[Data] Add descriptive error when using local:// paths with a zero-resource head node

KaisennHu · KaisennHu · commit c590e9a886a6 · 2026-02-07T11:06:24.000+08:00
Signed-off-by: Haichuan Hu &lt;kaisennhu@gmail.com&gt;
diff --git a/python/ray/data/_internal/util.py b/python/ray/data/_internal/util.py
@@ -368,6 +368,94 @@ def _is_local_scheme(paths: Union[str, List[str]]) -> bool:
     return num == len(paths)
 
 
+def _validate_head_node_resources_for_local_scheduling(
+    ray_remote_args: Dict[str, Any],
+    *,
+    op_name: str,
+    required_num_cpus: int = 1,
+    required_num_gpus: int = 0,
+    required_memory: int = 0,
+) -> None:
+    """Ensure the head node has enough resources before pinning work there.
+
+    Local paths (``local://``) and other driver-local I/O force tasks onto the
+    head node via ``NodeAffinitySchedulingStrategy``. If the head node was
+    intentionally started with zero logical resources (a common practice to
+    avoid OOMs), those tasks become unschedulable. Detect this upfront and
+    raise a clear error with remediation steps.
+    """
+
+    # Ray defaults to reserving 1 CPU per task when num_cpus isn't provided.
+    num_cpus = ray_remote_args.get("num_cpus", required_num_cpus)
+    num_gpus = ray_remote_args.get("num_gpus", required_num_gpus)
+    memory = ray_remote_args.get("memory", required_memory)
+
+    required_resources: Dict[str, float] = {}
+    if num_cpus > 0:
+        required_resources["CPU"] = float(num_cpus)
+    if num_gpus > 0:
+        required_resources["GPU"] = float(num_gpus)
+    if memory > 0:
+        required_resources["memory"] = float(memory)
+
+    # Include any additional custom resources requested.
+    custom_resources = ray_remote_args.get("resources", {})
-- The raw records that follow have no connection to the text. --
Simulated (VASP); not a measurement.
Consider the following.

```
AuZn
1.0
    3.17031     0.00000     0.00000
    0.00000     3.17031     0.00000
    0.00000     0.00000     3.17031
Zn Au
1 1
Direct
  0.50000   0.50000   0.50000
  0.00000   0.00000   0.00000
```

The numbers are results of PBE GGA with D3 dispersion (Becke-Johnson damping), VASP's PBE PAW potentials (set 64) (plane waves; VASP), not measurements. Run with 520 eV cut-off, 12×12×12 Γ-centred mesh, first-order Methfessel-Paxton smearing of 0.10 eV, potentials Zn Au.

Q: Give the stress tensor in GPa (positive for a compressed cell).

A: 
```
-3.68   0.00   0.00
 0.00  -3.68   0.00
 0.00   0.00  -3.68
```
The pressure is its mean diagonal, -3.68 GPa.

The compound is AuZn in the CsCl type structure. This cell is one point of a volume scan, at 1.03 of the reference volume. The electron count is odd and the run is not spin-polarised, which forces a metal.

+    for name, amount in custom_resources.items():
+        if amount is None:
+            continue
+        try:
+            amount = float(amount)
+        except (TypeError, ValueError) as err:
+            raise ValueError(f"Invalid resource amount for '{name}': {amount}") from err
+        if amount > 0:
+            required_resources[name] = amount
+
+    # If there are no positive resource requirements, the task can run on a
+    # zero-resource head node (e.g., num_cpus=0 opt-out), so nothing to check.
+    if not required_resources:
+        return
+
+    head_node = next(
+        (
+            node
+            for node in ray.nodes()
+            if node.get("Alive")
+            and "node:__internal_head__" in node.get("Resources", {})
+        ),
+        None,
+    )
+    if not head_node:
+        # The head node metadata is unavailable (e.g., during shutdown). Fall back
+        # to the default behavior and let Ray surface its own error.
+        return
+
+    # Build a map of required vs available resources on the head node.
+    head_resources: Dict[str, float] = head_node.get("Resources", {})
+    # Map: resource name -> (required, available).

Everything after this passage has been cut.